Sf story of great note: Klages's "Green Glass Sea"

I heard Ellen Klages — nominated for the Hugo, Nebula, Campbell and other awards seemingly within seconds of the publication of her first story — read the story "The Green Glass Sea" a couple of years ago at Potlatch, a roaming west-coast sf convention that was being held in San Francisco.

"Green Glass Sea" is about Trinity, where the first bomb was dropped, and trinitite, the faintly radioactive fused green glass from the Trinity site that can be had in small or large pieces on eBay, even to this day.

The story is a memoir of the life of the small daughter of an atomic scientist, who recounts the events leading up to and following Trinity in heartbreaking Klages style:, simple, subtle, emotionally powerful writing that will knock you on your ass again and again as you read it.

Now "Green Glass Sea" is on Strange Horizons, the excellent online sf magazine, and free for all to read. If you haven't read Klages before, you're in for a treat.

In the summer of 1945, Dr. Gordon was gone for the first two weeks in July. Dewey Kerrigan noticed that a lot of the usual faces were missing from the dining hall at the Los Alamos lodge, and everyone seemed tense, even more tense than usual.

Dewey and her father had come to the Hill two years before, when she was eight. When he was sent to Washington, she came to live with the Gordons. They were both scientists, like Papa, and their daughter Suze was about the same age as Dewey. Dewey's mom hadn't been around since she was a baby.

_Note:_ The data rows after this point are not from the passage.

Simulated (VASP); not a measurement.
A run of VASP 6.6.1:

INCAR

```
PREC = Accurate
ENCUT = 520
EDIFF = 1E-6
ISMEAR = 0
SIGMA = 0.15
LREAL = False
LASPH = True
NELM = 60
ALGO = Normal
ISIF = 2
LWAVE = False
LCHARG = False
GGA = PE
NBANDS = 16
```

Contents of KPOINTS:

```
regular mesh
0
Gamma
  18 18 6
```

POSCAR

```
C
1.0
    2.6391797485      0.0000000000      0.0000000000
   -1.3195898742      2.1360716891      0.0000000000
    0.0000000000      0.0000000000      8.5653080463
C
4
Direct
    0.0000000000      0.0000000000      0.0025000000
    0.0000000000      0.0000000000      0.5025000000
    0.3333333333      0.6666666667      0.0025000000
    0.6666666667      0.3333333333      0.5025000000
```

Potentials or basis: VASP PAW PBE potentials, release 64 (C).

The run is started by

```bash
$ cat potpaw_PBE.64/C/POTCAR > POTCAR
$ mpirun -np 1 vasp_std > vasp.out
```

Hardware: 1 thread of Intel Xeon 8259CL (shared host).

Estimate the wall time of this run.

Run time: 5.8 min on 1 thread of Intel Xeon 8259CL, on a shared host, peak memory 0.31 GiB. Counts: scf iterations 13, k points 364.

One Sunday night Mrs. Gordon had shooed the girls to bed early, then woke them before dawn for a hike with some of the other wives, many of whom also had jobs and titles other than Mrs. They carried blankets and sandwiches and thermoses of coffee out to a place on the edge of the mesa where they had a clear view of the southern horizon and sat in the still early darkness, smoking and waiting.